The bilge pump was potentially the most serious issue. One morning after a breezy night, we found the bilges full of water. They pumped out OK but I was mystified as to where the water was coming from. Eventually, we found that the motion of the boat was forcing water back through the hose fittings on the pump outlet itself. There was no way to tighten the snap fittings and, as the hose outlet was normally above the waterline, there was no seacock. I thought I had covered all the underwater aspects of boat preparation before we left, but not having a seacock on the electric bilge pump outlet became a problem.
Before leaving we replaced all our instruments and displays with brand new Raymarine units. Our boat is ten years old and, while the old instruments, chartplotters/multifunction displays (MFDs) still worked, adding to the system would have been difficult, and as our long-term plan is to sail across the Pacific, reliability is important.
Immediately we appreciated the amazing clarity of the i70 displays, which were easy to read day or night and we have also become converts to the MFD anchor alarm. In the past I have generally relied on a depth alarm when anchored to give a warning of dragging. But the latest generation of MFDs use low levels of power and have an anchor alarm function that measures distance moved. If you set the minimum distance (19m) there are occasional false alarms when the wind dies and you swing around but we have found it incredibly accurate. I was also pleasantly surprised at the accuracy of Navionics charts since I have been cruising in the Caribbean.
The radar was most useful in detecting and avoiding squalls. Although there were a lot of squalls around during our crossing, the maximum wind we saw was 27 knots. In some years squalls of over 50 knots have been reported. We had a moderate tradewind crossing and spent a lot of time goosewinged with a poled-out headsail. We were happy with our 110 per cent jib with a high clew, which sat well on the pole and gave us good visibility forward. We also used spinnakers and a Parasailor to good effect.
There is an argument for using a staysail sheeted hard in when sailing goosewinged to dampen the roll. Although we were not rolling badly, we tried this technique using an inner jib rather than a staysail, set close behind the foresail. We discovered that oversheeting it made steering more difficult without reducing the roll at all, yet when sheeted correctly, it added speed. We used it when the wind was slightly too strong for the spinnaker, but not quite strong enough for main and poled-out jib alone.
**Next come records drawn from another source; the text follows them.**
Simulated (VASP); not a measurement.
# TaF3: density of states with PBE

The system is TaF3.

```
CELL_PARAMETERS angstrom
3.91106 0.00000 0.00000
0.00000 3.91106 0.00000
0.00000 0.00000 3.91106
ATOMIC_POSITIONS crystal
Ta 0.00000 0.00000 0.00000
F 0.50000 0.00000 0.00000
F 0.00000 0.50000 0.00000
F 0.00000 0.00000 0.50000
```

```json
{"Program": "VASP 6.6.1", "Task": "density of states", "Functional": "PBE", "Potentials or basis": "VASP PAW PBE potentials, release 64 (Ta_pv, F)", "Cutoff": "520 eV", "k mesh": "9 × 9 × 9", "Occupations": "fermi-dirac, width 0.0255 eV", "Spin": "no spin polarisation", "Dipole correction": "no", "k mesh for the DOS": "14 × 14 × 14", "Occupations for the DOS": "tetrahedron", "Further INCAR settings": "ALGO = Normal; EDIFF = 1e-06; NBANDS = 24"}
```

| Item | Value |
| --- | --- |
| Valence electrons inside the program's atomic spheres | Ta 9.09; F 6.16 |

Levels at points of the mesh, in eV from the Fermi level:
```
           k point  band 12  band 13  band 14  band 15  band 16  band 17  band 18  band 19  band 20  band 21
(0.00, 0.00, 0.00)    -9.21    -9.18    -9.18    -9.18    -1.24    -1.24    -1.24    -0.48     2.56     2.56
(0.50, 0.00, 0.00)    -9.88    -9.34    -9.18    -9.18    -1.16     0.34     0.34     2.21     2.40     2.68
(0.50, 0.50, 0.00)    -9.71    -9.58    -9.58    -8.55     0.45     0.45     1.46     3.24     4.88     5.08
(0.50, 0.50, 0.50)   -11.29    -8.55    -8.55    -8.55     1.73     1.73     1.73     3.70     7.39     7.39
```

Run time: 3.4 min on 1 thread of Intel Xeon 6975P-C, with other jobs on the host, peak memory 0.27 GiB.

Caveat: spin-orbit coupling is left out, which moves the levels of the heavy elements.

Once we were cruising in the Caribbean between islands we were rarely without a reef in the main and having a small jib was helpful. The original sail for the boat was about 140 per cent but we haven’t regretted getting it recut to match the 110 per cent jib. The new jib has soft hanks and we intend to try twin headsails on the Pacific crossing when we will be mainly two-handed and relying on the autopilot.
Wear and tear
Our mainsail is fully battened and the cars that run up a track on the mast use ball bearings. It was only when removing the cars before leaving the boat for hurricane season that we realised the bearings on the top two cars were not round anymore. That was easily rectified, but there is some slight track damage.
We fitted one stand-up block for the spinnaker halyard to pass through, but there was not enough room to fit one for the second halyard. It was interesting to see that where a halyard passed through the metal eye it chafed seriously after about seven hours but where it went through the stand-up block there was none at all. The only other chafing problem was on the jib sheet, which needed end-for-ending after the crossing as there was minor wear by the knot.
We had fitted leecloths before the crossing but we did not use them as we mainly slept on the low side. Helen made a nest for herself in the forepeak among the spare duvets and cushions. She had spent a lot of time putting fiddles on galley shelves and finding the right sized boxes for cupboards, but the most successful additions were large plastic boxes that fitted inside the fridge. We have a front-opening fridge, which is great in harbour, but at sea is liable to empty itself on the floor when on we are sailing on starboard tack or rolling. With food inside the plastic boxes, nothing escaped.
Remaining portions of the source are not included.